When I was growing up consent wasn't something anyone was really talking about. Our mantra was "No Means No!" but that did little for those of us who inexplicably lost our voices at the worst time. This left those of us who had faced sexual assault or rape feeling like we were in the wrong for having said nothing. All we had to do was say no, right?
Then "Only Yes Means Yes" came on the scene, long after I was married, and I thought: "Wow, I wish this had been around when I was younger!". Its amazing how powerful words can be! But then the strict consent movement came along, and like a lot of people, I wondered what would that look like? What would it have been like when I was dating? Were we talking long forms and a signature before every sexual encounter? Every kiss? People have been consenting sexual partners for millenniums without all of this right?

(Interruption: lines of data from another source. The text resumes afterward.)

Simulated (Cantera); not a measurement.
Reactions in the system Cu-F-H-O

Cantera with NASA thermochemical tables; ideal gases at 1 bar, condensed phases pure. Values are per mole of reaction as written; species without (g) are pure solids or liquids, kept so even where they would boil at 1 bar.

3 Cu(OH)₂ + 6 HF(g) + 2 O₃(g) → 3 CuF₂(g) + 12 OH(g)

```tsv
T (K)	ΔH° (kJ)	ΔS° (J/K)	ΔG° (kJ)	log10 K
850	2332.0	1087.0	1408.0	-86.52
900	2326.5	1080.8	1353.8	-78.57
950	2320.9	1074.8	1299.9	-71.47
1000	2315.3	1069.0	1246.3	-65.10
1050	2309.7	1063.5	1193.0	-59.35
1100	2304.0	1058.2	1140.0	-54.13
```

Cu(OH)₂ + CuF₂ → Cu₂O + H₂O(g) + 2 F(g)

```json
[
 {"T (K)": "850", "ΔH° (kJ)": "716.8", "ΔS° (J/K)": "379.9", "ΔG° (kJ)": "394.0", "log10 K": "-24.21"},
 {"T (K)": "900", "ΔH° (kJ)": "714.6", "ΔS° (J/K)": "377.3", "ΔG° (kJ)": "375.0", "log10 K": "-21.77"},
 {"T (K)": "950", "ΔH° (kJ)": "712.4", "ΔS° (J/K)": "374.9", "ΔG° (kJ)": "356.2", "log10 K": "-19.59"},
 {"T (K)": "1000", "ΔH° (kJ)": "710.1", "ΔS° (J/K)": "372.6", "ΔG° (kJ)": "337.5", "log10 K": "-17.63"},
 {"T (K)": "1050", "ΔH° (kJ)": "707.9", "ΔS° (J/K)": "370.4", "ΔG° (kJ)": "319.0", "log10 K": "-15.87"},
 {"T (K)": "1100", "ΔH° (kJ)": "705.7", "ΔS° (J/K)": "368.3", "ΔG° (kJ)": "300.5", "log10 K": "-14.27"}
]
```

Well yes and no. For every consenting individual there are plenty that were simply silent, which is really the aim of the campaign. I was one of those individuals, and my first sexual assault occurred when I was 12. I was too scared to say no, and had I been asked I would have said no. When I'm asked, and I have been asked, I feel like the other person respects my decision. But another debate has emerged within the larger debate regarding whether consent is necessary: Is consent sexy, and should it be sold that way? In other words does saying that "consent is sexy" undermine the fact that it is necessary?
I firmly believe that consent can be sold this way, because whether it is legal or not matter little to high school or college kids. Underage drinking is illegal but that rarely stops anyone! Legality is hardly the issue. Consent sounds corny and it needs a new PR campaign, badly! So I will tell you the story of the time a man asked for my permission, how I reacted, and whether it was really sexy or not.
I was 20 when I met him and I had just come to visit him and my friend in college, for a concert. We spent the whole day together, the majority of it in the apartment he shared with a friend. All we did was watch movies and cuddle and I thought surely he's going to kiss me. Then he gave me a back rub, the go to move of guys everywhere, and I swore he would make a move. He didn't. Then it was time for bed and we just laid there talking. Before we even hit the hay he asked me if it was ok to take his shirt off, he didn't want to make me uncomfortable. He decided to leave it on anyways.
So there we were, just talking until early in the morning, and then he asked me: "Would it be ok if I kissed you?" No one had every asked me that! Every guy had just kind of lunged at me, and it was always awkward, bad aim, very quick as if they thought if they didn't do it quick enough I'd stop them. I was taken back by the request and so happy he had finally said something! Of course I happily said yes and it was the sweetest, most romantic thing that had every happened, up until that point! I mean a like an aggressive guy just as much as the next girl, but there's a time and a place.
Then about a month later we were fooling around, one thing led to another, and BAM we were having sex, ha ha. I figured he understood that I was totally into it, I just didn't want to say: "lets have sex." I felt awkward about the whole thing. Then in the middle of it he just stops. Gets really weird and excuses himself. I took me a good day to figure out what was going on: he stopped because he wasn't sure its what I wanted. Keep in mind I was, and am, a Christian and had professed that I wanted to wait. (We're all human!) So in his mind I was doing something that I didn't believe in and had possibly been pressured in to. When I found out that was what had happened I was relieved and it was really sweet. Sure when we were in the middle of it, it was confusing, and we both should have been upfront from the very beginning. But the way he handled it, when he thought it wasn't what I wanted, was really cool.
I am married to that man and have been for 6 1/2 years. We have an amazing sex life that is based on good communication. I'm very honest about what I want and like, and I speak up when I don't like something. As a sexual assault and rape victim its very important for me to speak up when I'm triggered, and my husband is a very understanding man. I've taught him how to be aggressive, ha ha, with a good use of safe words and boundaries, because he's still the man that worries about pushing my boundaries. After being pressured into so many things before I was ready, or that were contrary to my character, its very freeing to be with someone who does not want me to do anything I don't want to do. When a woman feels safe she's more likely to sexual express herself, and if she's having a good time you will too! So yes consent is sexy!